Anew network protocol — the Multi Node Label Routing (MNLR) protocol — was developed to improve the information flow between emergency responders at the scene of an incident and decision-makers at the office of emergency management.
Data-dense information sharing was a major issue during recent disasters, including Hurricanes Irene and Sandy. Emergency responders were not able to quickly share critical information. For example, in a flood event, emergency responders may need to share LiDAR mapping images, 911 requests and deployments, cellphone location data, video chats, voice recordings, and social media communications. When that information must compete with civilians tweeting about the disaster and messaging loved ones, the network is taking on more than it can handle. As a result, links and routers fail, and as the network topography changes, packets can be delayed, rerouted, or lost.
The MNLR protocol is designed with an immediate failover mechanism, meaning that if a link or node fails, it uses an alternate path immediately after the failure is detected. The new protocol runs below the existing Internet protocols, allowing normal Internet traffic to run without disruption. The new protocol does not depend on routes discovered by either Border Gateway Protocol (BGP) or Open Shortest Path First (OSPF). It discovers routes based on the labels assigned to the routers; the labels, in turn, carry the structural and relational connectivity information among routers.

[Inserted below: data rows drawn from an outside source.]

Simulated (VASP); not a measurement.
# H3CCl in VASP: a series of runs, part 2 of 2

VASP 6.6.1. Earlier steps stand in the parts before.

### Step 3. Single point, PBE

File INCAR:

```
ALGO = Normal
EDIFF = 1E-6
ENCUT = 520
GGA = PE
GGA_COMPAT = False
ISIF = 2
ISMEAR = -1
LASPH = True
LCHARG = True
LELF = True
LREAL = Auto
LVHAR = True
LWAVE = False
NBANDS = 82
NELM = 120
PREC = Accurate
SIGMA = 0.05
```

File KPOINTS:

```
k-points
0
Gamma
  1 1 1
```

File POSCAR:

The protocol was tested over the U.S. GENI (Global Environment for Network Innovation). Data was transferred using BGP and the new MNLR protocol. The data ran among 27 nodes representing the network of the incident control center, the 911 call center, and the office of emergency management.
While BGP took about 150 seconds to recover from a link failure, MNLR recovered in less than 30 seconds. The recovery metrics showed that the new MNLR protocol transferred information faster and more reliably than existing protocols in the event of network failures and topology changes.